[Net2 Seattle] Getting to the Good Bits
Originally posted on We will find a way by Randy Earle
I’m trying to improve my social media skills, and I’m intrigued by anything advertised as crazy awesome. So I was game for this event. It seemed to be right up my alley. Up until the blockade. But let me back up, a little.
Like other wheeled wonders, I often encounter obstacles that, while not impossible to negotiate, pose a serious challenge. Past experience has taught me the value of research. But I can get a little lazy and chippy. Why should I have to call? Can’t I just figure it out? Okay. Uncle. I’ve preached the power of preparation. I often take my own advice. Expect when I don’t. I sometimes fall prey to denial when it comes to accessibility. But this event was in my general neighborhood. I was going with friends. How hard could it be?
Peter, his wife, Erika, a last-minute welcome addition, and I drive to the place and score a great parking spot. “Piece of cake,” I think. Then I balk at the wide, steep ramp going down to businesses below. Peter descends to do reconnaissance. No luck. I ask a passerby. No idea. Peter descends again and returns with bad news. “There’s no way around steps.” We spot a security guard who confirms Peter’s findings. Onward with resolve. I see the step. My nemesis. It is a substantial step: at least 8 inches high with no railing. I wheel to the edge, lock my brakes, heave myself up and grab the fire escape above. Peter brings the chair up. I shuffle forward and then plop back into it.
We enter the room. The chairs form a semi-circle, one that shuts me out. No designated seating for people with disabilities. I turn to Erika, “You can see how I feel unwelcome.” She nods. I find a place in the front where we could all sit. “This better be good,” I mutter.
It was good. Articulate guest speakers share practical experience born of deep work connecting non-profits to mainstream media. We break into groups to work through a scenario: ours focuses on my idea, increasing access to restaurants for dads with disabilities. We discuss media outlets to target, agree on a hash tag for Twitter, and create a plan I could use for Father’s Day 2014. In ten minutes, this exercise validates my ideas about access and the leadership role I can play.

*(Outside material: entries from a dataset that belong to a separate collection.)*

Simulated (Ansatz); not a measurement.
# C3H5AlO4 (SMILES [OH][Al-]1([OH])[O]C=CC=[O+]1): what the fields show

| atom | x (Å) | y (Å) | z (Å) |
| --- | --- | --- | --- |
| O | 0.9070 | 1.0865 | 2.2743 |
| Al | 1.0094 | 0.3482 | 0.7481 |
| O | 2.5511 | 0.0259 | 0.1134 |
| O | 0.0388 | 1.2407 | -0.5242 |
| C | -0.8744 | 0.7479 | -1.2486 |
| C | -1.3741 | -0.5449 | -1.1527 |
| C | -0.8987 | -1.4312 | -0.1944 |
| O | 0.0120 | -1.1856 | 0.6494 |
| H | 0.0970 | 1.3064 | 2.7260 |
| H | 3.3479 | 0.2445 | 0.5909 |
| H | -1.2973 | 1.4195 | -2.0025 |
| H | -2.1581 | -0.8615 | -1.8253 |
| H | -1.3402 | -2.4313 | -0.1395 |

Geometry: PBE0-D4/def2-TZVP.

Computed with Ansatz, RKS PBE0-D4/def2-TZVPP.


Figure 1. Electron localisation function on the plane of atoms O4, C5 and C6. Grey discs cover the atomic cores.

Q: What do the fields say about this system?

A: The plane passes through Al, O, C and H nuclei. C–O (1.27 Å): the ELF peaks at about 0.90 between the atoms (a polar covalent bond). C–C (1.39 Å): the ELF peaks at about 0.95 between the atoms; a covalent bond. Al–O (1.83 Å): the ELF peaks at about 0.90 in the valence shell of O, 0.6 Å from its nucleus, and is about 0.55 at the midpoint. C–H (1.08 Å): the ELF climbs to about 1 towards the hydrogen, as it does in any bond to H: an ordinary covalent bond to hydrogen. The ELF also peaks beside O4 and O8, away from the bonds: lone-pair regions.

I’ve learned to steel myself for awkward entrances, but imagine my desire to bolt. As I clung to that fire escape, I thought, “This sucks. But it might not all suck.” That’s about as optimistic as I could get at the time. And I was right. I don’t have the luxury of breaking the world into all-or-nothing categories. None of us does. Between a tough entrance and a frustrating exit, there just might be something you really need smack dab in the middle. I know I did. Push to get to it.